Description of the exhibition
Water runs through Carolina Caycedo’s practice; it is a living and spiritual entity with its own rights. In her multi-year project Be Dammed (2012–ongoing), Caycedo addresses, from both above and within, ongoing issues surrounding mega-dam projects that have shaped the political economies of Colombia, of Latin America, and of the world.
Her Serpent River Book (2017), winds and twists its way through the gallery like a river refusing to be tamed. Unfurling into space, it acts as a score, a workshop tool, a manifesto, a time capsule, a living archive, and much more. The video Esto No Es Agua / This Is Not Water (2015) is a similar water portrait of the Las Damas waterfall in Garzón, Huila, Southern Colombia. The soundtrack is composed by manipulating waterfall sounds, mixed with a traditional Indigenous millo reed flute.

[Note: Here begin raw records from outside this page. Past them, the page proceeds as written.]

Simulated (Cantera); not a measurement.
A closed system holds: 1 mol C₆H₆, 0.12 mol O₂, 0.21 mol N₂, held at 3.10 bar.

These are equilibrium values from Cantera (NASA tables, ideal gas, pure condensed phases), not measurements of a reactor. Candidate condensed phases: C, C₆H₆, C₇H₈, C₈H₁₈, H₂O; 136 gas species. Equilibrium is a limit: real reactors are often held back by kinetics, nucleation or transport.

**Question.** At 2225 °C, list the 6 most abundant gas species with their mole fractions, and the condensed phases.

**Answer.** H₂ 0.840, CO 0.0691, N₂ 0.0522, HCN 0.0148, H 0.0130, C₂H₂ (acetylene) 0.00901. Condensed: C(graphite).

Across the room, monumental in scale, Elwha’s Healing (2022) is a mural depicting the Elwha River in the Pacific Northwest of the United States, where dams built in the early 1900s have been removed following decades of activism. Focus shifts from the horizontality of the river book to the verticality of the healed environment. In this composition, Caycedo merges satellite views to create new images of the hydro-scape, rejecting the Western consumption of scenic nature imagery. This sense of entering the landscape and feeling its rhythm continues in Fuel to Fire (2023). This video captures a ritual of pagamento, a performance focusing on the wellbeing and conservation of Paramo de Santurbán, an ecosystem known for its gold deposits. In this Indigenous ecological and economic protocol, acts of giving back and letting go counter the sickness engendered by accumulation.